Engage reheat!

Yesterday, I wrote about the bad consequences of letting printed PLA get too warm – in summary, it softens and bends.  In the case of my 3D printer, it resulted in the print head getting out of alignment.  Thinking it over, it occurred to me that I might be able to fix the problem by reheating the plastic a bit and straightening it out.  To my surprise, it worked.  I boiled some water, put it in a bowl and immersed the distorted component.  After a few seconds I pulled it out and flattened the distorted area.  Easy.  It worked for both of the components I blogged about yesterday.

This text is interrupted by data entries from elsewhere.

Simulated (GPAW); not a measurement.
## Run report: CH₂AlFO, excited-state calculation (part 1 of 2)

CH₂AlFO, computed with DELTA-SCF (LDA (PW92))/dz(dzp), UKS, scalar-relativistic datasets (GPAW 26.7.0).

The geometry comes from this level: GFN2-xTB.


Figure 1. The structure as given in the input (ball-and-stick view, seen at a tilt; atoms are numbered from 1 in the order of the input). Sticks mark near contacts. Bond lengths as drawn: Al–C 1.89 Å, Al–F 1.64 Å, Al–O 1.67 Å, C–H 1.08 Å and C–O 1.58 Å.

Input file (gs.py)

A little more experimenting shows that the water temperature can be a lot less than boiling (cool enough to dip hands in, which is convenient) and still soften PLA quite effectively, giving it a few seconds of pliability before it cools to stiffness again.  Even more interesting is the shape memory effect that I really wasn’t expecting.  Before I played with the critical parts, I took a simple printed bar of PLA, and dunked it in hot water.  While it was flexible, I bent it into a circle, and let it cool.  Then I dropped it back in the hot water.  It uncurled itself and resumed its original shape.  I’ve since done this with more complex parts, even screwing one into a ball.  I’ve put a video of this on YouTube.

It’s an entertaining but probably completely useless phenomenon.